Why it matters: under state planning rules discussed at the meeting, tracts or lots larger than five acres typically do not trigger the local subdivision review that would otherwise identify critical-lot conditions, blue-line streams or required permits. County staff said Wilson County's MS4 stormwater permit and the county’s stormwater ordinance create obligations that apply to development activity even when a parcel avoided the planning-review process because of its size. Warren read the permit’s definition of a “common plan of development,” which he said captures situations where multiple disturbances or sales on contiguous parcels can trigger stormwater requirements even if work occurs at different times or under different owners.

Board members raised legal and implementation questions. Commissioners asked whether Tennessee Code Annotated (TCA) planning provisions or other state law limit the county’s ability to require notes on boundary surveys; staff said they had consulted CTAS and MTAS and that a TDEC assistant director joined a recent call and indicated the county’s approach appeared to be on the right track. Staff also reported outreach to surveyors and the development community produced concerns, and that one East Tennessee county had proposed a signature block; staff recommended a cautionary note rather than a signature requirement to reduce legal risk and burden.
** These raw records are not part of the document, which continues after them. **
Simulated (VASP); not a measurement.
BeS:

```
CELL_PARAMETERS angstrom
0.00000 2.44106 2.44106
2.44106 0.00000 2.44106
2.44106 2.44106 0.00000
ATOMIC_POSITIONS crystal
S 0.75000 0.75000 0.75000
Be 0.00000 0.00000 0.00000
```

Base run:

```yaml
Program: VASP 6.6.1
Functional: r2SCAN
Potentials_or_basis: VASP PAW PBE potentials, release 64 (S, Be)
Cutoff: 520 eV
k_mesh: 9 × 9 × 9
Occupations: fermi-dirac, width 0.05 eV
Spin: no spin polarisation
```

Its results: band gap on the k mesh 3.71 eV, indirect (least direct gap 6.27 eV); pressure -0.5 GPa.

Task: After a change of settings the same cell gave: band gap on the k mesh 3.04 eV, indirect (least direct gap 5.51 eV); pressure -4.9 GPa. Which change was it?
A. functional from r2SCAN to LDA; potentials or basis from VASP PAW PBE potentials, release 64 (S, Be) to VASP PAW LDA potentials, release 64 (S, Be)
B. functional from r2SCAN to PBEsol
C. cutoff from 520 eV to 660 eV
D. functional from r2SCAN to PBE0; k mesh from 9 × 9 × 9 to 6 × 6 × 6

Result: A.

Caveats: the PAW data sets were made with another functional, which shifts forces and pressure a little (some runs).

Next steps and staff direction: the stormwater board recommended reconvening a stakeholder group (planning staff, register of deeds, surveyors, development representatives and the county attorney) to finalize language. Planning staff agreed to work with the register of deeds and prepare a standard operating procedure so the note would be required on boundary surveys submitted for recording; staff said the register of deeds would not record a boundary survey without the note in place. Several commissioners cautioned that the county must be on firm legal footing to avoid lawsuits and asked staff to confirm authority with the county attorney; staff agreed to do so and bring a revised proposal back to the board next month.

During the stormwater report, staff also summarized outreach and programs: Vaden said the department completed its fifteenth annual cleanup event with four county schools participating and 592 children collecting 617 bags of trash. The board voted to accept the stormwater report by voice vote.

The county did not adopt the draft survey note at the meeting; staff described the change as an advance step that will require final legal review and stakeholder signoff before implementation.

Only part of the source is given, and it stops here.